Miéville has also been celebrated for his elaborate, vividly described fantasy worlds, and most particularly for his emphasis on depicting their political and economic underpinnings. UnLondon's component parts are as imaginative as anything out of the Bas-Lag novels: a society of roof-dwellers whose feet never touch the ground, a ghost quarter, a jungle inside a house, and my personal favorite, the black windows--half-spider, half portal to another dimension (once again, Miéville does his best work with arachnids)
In some bizarre social interaction, windows pulled wide open, and in seemingly impossible motion, others would approach with furtive arachnid scurries and wriggle inside, the pane closing behind them. Others would open, and wooden forelegs would waver out from inside, and other windows would emerge and creep away.
Unlike New Crobuzon or Armada, however, there isn't a sense that these disparate parts come together into a whole. One of the effects of Miéville's commitment to economic realism in his adult novels was that none of the ethnic groups making up his cities could exist sealed off from the whole. The cactus people, bug people, bird people and water people might live in their own neighborhoods, but to survive and feed themselves some of them would have to venture outside and mingle with the general population, and a scant few--artists, scientists, free-thinkers and radicals--eventually formed their own groups, regardless of race and origins. The result felt like a city--a place where different people come together to create something original and unique.

That sensation is missing in Un Lun Dun, not only because the abcity's different neighborhoods, and Deeba's adventures within them, are almost hermetically sealed, but because UnLondon is perpetually overshadowed by the real thing. Much of what Deeba encounters in the abcity is a response, parody, or pun on real-world landmarks--the river Smeath, Webminster Abbey, the UnLondon-I. Neil Gaiman did something similar in Neverwhere (a novel whose influence Miéville specifically references in the acknowledgments page, and which was also clearly an influence on King Rat), but his London Below very quickly developed an independent personality, which UnLondon never does. There's a sense that London is so prevalent in Un Lun Dun because Deeba and Zanna's personalities are shaped and informed by being Londoners, and Miéville is to be lauded for creating modern, urban protagonists, girls who have no problem navigating the Underground or taking buses, who never leave home without their cell phones (one of my favorite scenes in Un Lun Dun comes fairly early in the novel, when Deeba sees a tree made out of fireworks and laments the loss of her cameraphone), but the bulk of the novel takes place not in the real city but in the imaginary one. It's UnLondon that Deeba falls in love with, and Miéville never managed to convincingly explain why.

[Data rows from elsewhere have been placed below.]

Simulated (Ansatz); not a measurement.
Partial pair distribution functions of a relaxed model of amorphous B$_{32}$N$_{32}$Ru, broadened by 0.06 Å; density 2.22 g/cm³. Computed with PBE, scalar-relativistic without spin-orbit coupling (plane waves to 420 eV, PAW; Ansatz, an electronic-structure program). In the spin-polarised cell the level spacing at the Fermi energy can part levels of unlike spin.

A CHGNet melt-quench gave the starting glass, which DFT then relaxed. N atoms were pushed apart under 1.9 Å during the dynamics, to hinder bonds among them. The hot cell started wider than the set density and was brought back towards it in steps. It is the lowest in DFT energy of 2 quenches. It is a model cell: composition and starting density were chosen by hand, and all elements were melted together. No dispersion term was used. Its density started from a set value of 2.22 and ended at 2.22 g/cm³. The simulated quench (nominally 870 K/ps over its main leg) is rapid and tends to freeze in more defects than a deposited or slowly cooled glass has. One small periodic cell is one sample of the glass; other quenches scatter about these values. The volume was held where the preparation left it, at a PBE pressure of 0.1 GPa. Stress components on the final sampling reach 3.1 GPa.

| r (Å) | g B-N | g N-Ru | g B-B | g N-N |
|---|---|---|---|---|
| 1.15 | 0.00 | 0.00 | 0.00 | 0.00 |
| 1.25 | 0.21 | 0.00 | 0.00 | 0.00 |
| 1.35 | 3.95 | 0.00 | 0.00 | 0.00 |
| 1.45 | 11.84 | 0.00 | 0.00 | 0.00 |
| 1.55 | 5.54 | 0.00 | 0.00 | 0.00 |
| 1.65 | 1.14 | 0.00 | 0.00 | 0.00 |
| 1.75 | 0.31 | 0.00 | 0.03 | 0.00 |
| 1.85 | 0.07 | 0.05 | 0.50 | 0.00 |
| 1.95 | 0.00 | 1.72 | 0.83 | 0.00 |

Un Lun Dun steadily improves as it progresses, and once it finally sloughs off the last vestiges of conventional storytelling--just in time for Deeba's final confrontation with the Smog--it is actually quite exciting, to the extent that I was even a little intrigued by the blatant sequel-bait at the end. If, as the novel's ending suggests, Miéville has finally gotten his preconceptions about children's fiction out of his system, Deeba's further adventures in UnLondon might be worth a look. Nevertheless, the fact remains that Un Lun Dun is a mild, not particularly exciting, not particularly scary, not particularly funny novel, and performs at a level far below what Miéville is capable of. It is Miéville Lite.

Which brings me back to the question with which I began this essay: what should an author for adults change in their writing, and what should they leave unchanged, when attempting to address a juvenile audience? In the two successful works within this sub-subgenre I mentioned earlier--Gaiman's Coraline and Pratchett's Tiffany Aching series--the changes are structural. The books are shorter, the language is simpler, particularly in the descriptive passages, the protagonists are juvenile and the stories' prevailing themes are drawn from childhood and the process of growing up. The essentials of what makes Gaiman's writing Gaiman-ish, and Pratchett's writing Pratchett-ish, however, are unchanged. Coraline is a fantasy that borders on horror, in which reality intersect with and is invaded by its familiar, yet fundamentally alien, mirror image. The Tiffany Aching books are about the importance of free will, free and informed choice, self-control, and taking responsibility for one's choices, and sometimes also for the choices of others. At no point do Gaiman and Pratchett pull their punches in anticipation of their intended audience, whereas Summerland and Un Lun Dun lobotomize their authors' most cherished themes.

It's pointless for me to review Un Lun Dun as though I were a member of its target audience. I also don't have enough grounding in the field to say whether Miéville has produced a poor, mediocre, or stellar example of children's fiction (although even in my very limited forays I've come across books far better than this one). I am, however, a Miéville fan (and I can't help but feel that my existence was taken into account by Un Lun Dun's publishers, who were hoping that the novel would have a crossover appeal, or at least that people as clueless about kids as myself, when buying a present for a nephew or a goddaughter, would naturally gravitate towards a familiar and well-liked name), and in that capacity I can categorically state that with Un Lun Dun, he has dumbed himself down when the experience of other authors suggests that he didn't have to. I'd like to say that Miéville and Chabon talk down to kids, whereas Gaiman and Pratchett address them on their own level, but I don't know enough about children to know where that level is. As an adult who often enjoys children's fiction, then, I'll say that Miéville has produced a work that can only appeal to people who don't know him any better. In other words, Chabon and Miéville are Disney and Dreamworks, whereas Gaiman and Pratchett are Pixar.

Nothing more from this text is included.